Argonne National Laboratory Computer Models Help PG&E Plan for Climate Change Impacts, Including Wildfires

Our climate is changing, and those changes impact critical infrastructure in the U.S. Patterns of floods, fires, heatwaves, and hurricanes are shifting, and forward-thinking companies are taking steps to analyze current and future climate-related risks so they can improve the resiliency of their infrastructure and keep critical services up and running.

Pacific Gas and Electric Company (PG&E) provides service to approximately 16 million people in California. To protect the safety of its customers and to support the reliability of its electric grid, PG&E is looking for additional tools to forecast and mitigate wildfire risk. As part of that effort, PG&E is sponsoring research at the U.S. Department of Energy’s (DOE) Argonne National Laboratory to produce local climate-change models.

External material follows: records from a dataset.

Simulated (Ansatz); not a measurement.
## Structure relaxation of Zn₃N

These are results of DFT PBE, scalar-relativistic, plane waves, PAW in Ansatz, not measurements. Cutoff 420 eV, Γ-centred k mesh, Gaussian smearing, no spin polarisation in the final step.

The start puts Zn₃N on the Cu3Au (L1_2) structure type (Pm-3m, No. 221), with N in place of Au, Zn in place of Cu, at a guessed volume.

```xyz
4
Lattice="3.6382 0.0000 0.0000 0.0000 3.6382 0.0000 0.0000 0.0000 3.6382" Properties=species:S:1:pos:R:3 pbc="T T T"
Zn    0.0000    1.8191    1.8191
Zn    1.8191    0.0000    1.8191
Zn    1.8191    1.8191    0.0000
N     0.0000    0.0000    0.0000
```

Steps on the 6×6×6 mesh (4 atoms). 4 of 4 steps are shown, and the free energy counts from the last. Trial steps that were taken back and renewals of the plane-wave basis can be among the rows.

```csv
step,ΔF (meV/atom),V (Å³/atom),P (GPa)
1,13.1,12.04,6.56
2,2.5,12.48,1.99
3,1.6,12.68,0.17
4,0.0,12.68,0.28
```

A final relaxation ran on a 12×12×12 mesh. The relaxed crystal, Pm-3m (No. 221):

Most climate models provide information on how climate will change over a large area, typically 100 km2 or more. Although this can help countries prepare for climate change, it is not very useful for planning on a regional scale. These models are also difficult for companies to use to determine how climate change could impact their infrastructure or affect their operations, customers, and their bottom line.

In order to address this challenge, scientists at Argonne developed a detailed climate model that projects future climate in a 12-km grid across the entire U.S. Harnessing the power of Argonne’s supercomputers, they made the most accurate global climate models work over a much smaller scale.

“Our goal is to translate this huge data set we created into useable data products so that others can use it to estimate their impacts and risk,” said Rao Kotamarthi, chief scientist and head of the Department of Atmospheric Science and Climate Research at Argonne.

Argonne is providing data from its climate model for things that impact fire risk, such as high wind speeds, low humidity, and soil moisture, which PG&E will combine with existing science on how climate change will affect heat and precipitation. Those combined data sets will be integrated into PG&E’s own climate models so they can make more informed decisions to safeguard customers, communities, and the grid.

“Argonne’s research will really advance our knowledge of how weather might affect our assets and operations in the future,” said Debbie Powell, interim head of Electric Operations at PG&E. “It will help us determine where our most vulnerable electric assets are so we can continue to prepare for climate change by strengthening our infrastructure.”